The beveled annular surface 22 provides means for initially locating the sealing member and the groove 20 provides means for initially locating and seating the O-ring 28, in particular. In this way, the surface 22 and groove 20 facilitate the rapid and even automated assembly of the sprinkler 10. The concentrically positioned sealing member and beveled surface 22 further provide means for concentrically positioning the valve disk 30 for rapid and/or automated assembly of the sprinkler 10. Concentric positioning of the seal elements, namely the sealing member and valve disk 30, with respect to the outlet 16 and the bulb 34 further assures uniform loading on both seal elements for optimal, uniform sealing around the outlet 16.

Similarly, the bushing end 74 or bushing 74a into which the recess 52 of the valve disk 30 is press fit, forming a modular unit, facilitates rapid and consistent assembly of the sprinkler 10. Further, the sealing disk end 72 or sealing disk 72a facilitates cocentric positioning, with the valve disk 30, to assure uniform loading on the seal elements, namely the seal assembly 70 and the valve disk 30, for optimal, uniform sealing around the outlet 16.

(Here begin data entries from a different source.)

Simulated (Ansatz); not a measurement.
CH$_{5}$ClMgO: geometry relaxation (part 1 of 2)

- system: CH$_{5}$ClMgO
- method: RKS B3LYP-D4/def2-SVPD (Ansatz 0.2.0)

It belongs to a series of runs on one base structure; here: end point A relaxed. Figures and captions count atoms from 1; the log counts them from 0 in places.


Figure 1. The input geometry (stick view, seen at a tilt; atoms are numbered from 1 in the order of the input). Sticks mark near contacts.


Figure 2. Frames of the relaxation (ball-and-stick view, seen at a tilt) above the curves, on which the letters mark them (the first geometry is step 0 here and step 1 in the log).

The beveling of the surface 22 combined with the essentially axially extending (vertical in FIG. 3) outer surface of the peripheral flange portion 32, which when installed, abuts the beveled surface 22, further minimizes the build up of deposits between the beveled surface 22 and the peripheral flange portion 32. It also subjects any deposits which may tend to form on the disk 30 along the flange portion 32 to shear forces when the valve disk 30 is released. Shear forces are less easily resisted by the types of deposits conventionally formed in such devices than are axial (compressive or tensile) forces typically found in conventional devices.

The disk 30 should preferably be sized so as to just contact the beveled surface 22 when the valve disk 30 is initially placed over the sealing member. When the valve disk 30 is compressively loaded through the frangible glass bulb 34, there is a tendency of the peripheral flange portion 32 of the disk 30 to move radially outwardly if unrestrained. This tendency is prevented by contact with the beveled surface 22. When the compressive load is removed, for example, by fracturing of the glass bulb 34, the central portion of the valve disk 30 tends to be sprung outwardly from the outlet 16 and the sprinkler body 12, by deflection along flex zone due to the radially inward compressive force exerted along the peripheral edge portion 32 by the beveled surface 22.

The construction thus fosters rapid and complete release of the valve disk 30 from the sprinkler body 12. The valve disk 30 is deflectable in an axial but not a radial direction. The valve disk 30 and sealing member act as a shock absorber to cushion the frangible element 34. Under surge conditions, the flex zone of the valve disk may be deflected axially upwardly from the outlet 16. The sealing member is subjected to the same pressurized fluid and would deform or elongate in an axial direction to maintain the seal.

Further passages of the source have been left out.